If you want to play any "chase" game with the dog where you are the "aggressor", try getting down on the floor, and gently "chasing" them just with your finger tips on the floor... only for 3-5 seconds. Then make your hands "disappear" behind your back. Very often, they dog will get very interested and curious, and start to look for your hands. Then you can bring them out again for another couple of seconds of "chase", etc. Oh, and for those who have a hard time getting up from the floor again, this game can easily be played on the couch or the bed, too!


----------



## davetgabby (Dec 29, 2007)

That article is probably fine, I didnt read it all ,but it covers the important issues ,even though long winded. lol A lot of SPCA articles rely on Jean Donaldson's and Ian Dunbar's expertise and the article for the San Fran division. This one is a little more precise IMO http://www.sfspca.org/sites/default/files/tug-of-war.pdf


----------



## RoutineAvocado (Feb 6, 2013)

krandall said:


> If you want to use "tug" (or "fetch") as a motivator and reward for work, you need to maintain control of the toy, so that the dog continues to consider it "high value" enough to work for it. If you don't really care to use it as a teaching tool, and just want to play when your dog asks to play, by all means leave the toy around, and let them bring it to you to initiate a game.


Thanks! Everything you wrote was really helpful - I think this bit I quoted sums it up nicely. I like the idea of maintaining control over a special high value tug toy to use for training, but keeping the normal toys available so she can play when she wants. That seems like a balanced approach. Especially since she sometimes plays alone if she can't get me to join her. It's important to me that she can entertain herself with dog-appropriate objects when I'm not available.


----------



## TilliesMom (Sep 30, 2010)

we didn't play tug until Tillie was well over a year old ... and when we started playing it, typically SHE picks out which toy she wants to play with and brings it to us, if she drops it, she wants to play fetch. if she doesn't she wants to play tug. The only hard and fast "rule" I have is that she MUST "drop it" when given the command. and then I throw it and she brings it back to me and we play growly tug for as long as she interested.
As long as she drops it on command when I tell her to I see no issue with playing tug.


----------



## misstray (Feb 6, 2011)

Brody likes tug, but he only does it for really short periods of time and he doesn't tug very hard (example...he'll play tug with a toilet paper roll and it doesn't rip), so I don't really have any rules about it at all.


----------



## morriscsps (Aug 17, 2010)

The article has good basic advice which they taught us in class. It makes sense. 

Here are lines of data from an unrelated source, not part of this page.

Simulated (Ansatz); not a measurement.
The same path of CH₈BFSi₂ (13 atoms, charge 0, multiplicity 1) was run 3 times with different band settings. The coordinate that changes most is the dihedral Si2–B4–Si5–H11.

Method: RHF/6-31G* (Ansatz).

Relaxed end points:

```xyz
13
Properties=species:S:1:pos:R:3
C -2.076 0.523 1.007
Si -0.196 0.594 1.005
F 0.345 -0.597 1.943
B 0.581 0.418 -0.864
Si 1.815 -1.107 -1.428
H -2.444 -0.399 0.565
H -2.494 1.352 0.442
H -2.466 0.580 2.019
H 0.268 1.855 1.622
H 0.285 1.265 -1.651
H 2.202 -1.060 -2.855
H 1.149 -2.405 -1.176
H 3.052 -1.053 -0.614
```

I don't do tug games with my beasties, basically because we had Border Collies/Aussies and if you aren't careful with eye contact during tug, you can really work them up into a frenzy. It just wasn't worth the stress when there are so many other ways to play with them. This just carried over to Jack. He probably would be fine. We would follow the basic rules outlined in the article. 

We also never do chase games because once again - herding dogs. Heel nipping hurts.

The drop it/leave it commands - LOVE IT! I don't have different commands for different things, probably we should but I am lazy. "Leave it" for us is whatever your mouth is on or around had better be out of your mouth right now! I was so proud of Nessie yesterday because she was trying to catch a baby bird and just about close her mouth around it on the ground. I saw and did the "Leave it" and a recall from across the yard. She did. I walked to the site expecting a gruesome circle of life scene but, phew, I stopped her in time. No birdie, just a couple of feathers.


----------